Home > Workload Solutions > High Performance Computing > White Papers > HPC Software-Defined Storage with PixStor > Random Small Blocks IOzone Performance N Clients to N Files
Random N clients to N files performance was measured with IOzone version 3.492. Tests executed varied from single thread up to 512 threads. This benchmark used 4 KiB blocks for emulating small blocks traffic.
Caching effects were minimized by setting the GPFS page pool tunable to 16GiB on the clients and 32 GiB on the servers and using files two times that size. The section titled Sequential IOzone Performance N Clients to N Files above has a more complete explanation about why this is effective on GPFS.
The following command was used to execute the benchmark in random I/O mode for both writes and reads, where Threads was the variable with the number of threads used (1 to 512 incremented in powers of two), and threadlist was the file that allocated each thread on a different node, using round robin to spread them homogeneously across the 16 compute nodes.

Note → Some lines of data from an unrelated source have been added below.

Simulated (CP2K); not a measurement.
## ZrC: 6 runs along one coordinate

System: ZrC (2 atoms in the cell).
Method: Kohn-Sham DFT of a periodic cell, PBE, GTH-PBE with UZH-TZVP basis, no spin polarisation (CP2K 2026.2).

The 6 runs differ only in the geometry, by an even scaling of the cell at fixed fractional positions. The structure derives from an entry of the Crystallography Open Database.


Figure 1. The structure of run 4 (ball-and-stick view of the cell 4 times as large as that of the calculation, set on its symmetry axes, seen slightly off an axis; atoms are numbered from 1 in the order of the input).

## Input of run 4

./iozone -i0 -c -e -w -r 16M -s ${Size}G -t $Threads -+n -+m ./threadlist
./iozone -i2 -O -w -r 4K -s ${Size}G -t $Threads -+n -+m ./threadlist
From the results, we can observe that write performance starts at a high value of almost 12.8K IOPS and rises slowly to the maximum of 12.8K IOPS at 256 threads. Read performance on the other hand starts small at 1.5K IOPS and increases performance almost linearly with the number of clients used (keep in mind that number of threads is doubled for each data point) until it reaches the maximum performance of 18.4K IOPS at 512 threads with signs of approaching a maximum. However, as previously explained, using more threads on the current 16 compute nodes than the number of cores (640), has the limitation that incurring in more context switching, which apparently limits performance. A future test with more compute nodes could check what random read performance can be achieved with 1024 threads with IOzone. Also, FIO or IOR could be used to investigate the behavior with more than 1024 threads.